I am unlikely to upload mp3s any more, but they’re easy enough to find. And for full albums just search for rapidshare links.

Here’s wishing everyone a musically satisfying year and decade!

Toujours Charlotte

It’s not exactly a common thing, finding singers who sound as good to me in their late thirties as they did in their early teens. Of course I must freely admit to bias in this case: Charlotte Gainsbourg is one of my favourite actor/singer hybrids (as I have said before, she is fantastic at both- try Jane Eyre for proof of the acting skills, since Antichrist sounds likely to make people queasy). And even if one were to contend that she sounds good because she gets cool collaborators (Serge Gainsbourg= Dad, we need a post on him sometime, Air= fans of Dad, collaborators with Charlotte later in her career), the fact still remains, she sounds amazing. IRM, her latest album (produced by Beck, whom I will always and forever associate with Loser) is no exception to the rule. It’s just that it’s even better than 5:55, less vague in spots, not quite as dreamy- and I strongly recommend listening to the track below, it’s one of the best things I’ve heard in a month and Charlotte’s combination of Brit accent,husk and whisper is as lovely as it ever was. I suspect it’ll probably be one of the best things I hear in 2010, too. 

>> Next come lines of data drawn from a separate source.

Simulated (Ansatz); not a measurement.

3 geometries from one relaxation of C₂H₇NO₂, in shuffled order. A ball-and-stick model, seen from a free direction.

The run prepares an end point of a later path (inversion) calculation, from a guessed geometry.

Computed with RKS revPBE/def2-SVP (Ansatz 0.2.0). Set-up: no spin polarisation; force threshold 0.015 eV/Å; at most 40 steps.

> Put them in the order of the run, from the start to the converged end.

Charlotte Gainsbourg feat. Beck- Heaven Can Wait

Truly Amazing Romance

I don’t really give a shit about most music in its own right. Most of what I post on here is just things I have been listening to for long enough to know that I absolutely love them, and which I treat like the aural equivalent of a dog’s favourite old bone or chewy toy. And given that the song I’m posting about was first heard at Alexander McQueen’s last fashion show in October  and has since been featured on Gossip Girl, it really isn’t news to anyone. But then I am not the NME, so here goes.

I absolutely love Bad Romance. Lady Gaga songs and I have had a bit of a love-hate relationship over the last year and a bit- Just Dance and Beautiful Dirty Rich were fabulous, but Poker Face makes my ears bleed. I’ve always loved her rather distinctive, cyberwhorish getups though- it’s rare to see a female pop star who takes control of her image so effectively (except Madonna) and doesn’t sell sex in the same mindless formulaic way as every other insipid twit. And I can’t help a rather sneaky admiration for the fact that she insists on being addressed as ‘Gaga’, having managed to create a proper alter ego for herself- all this in her early twenties.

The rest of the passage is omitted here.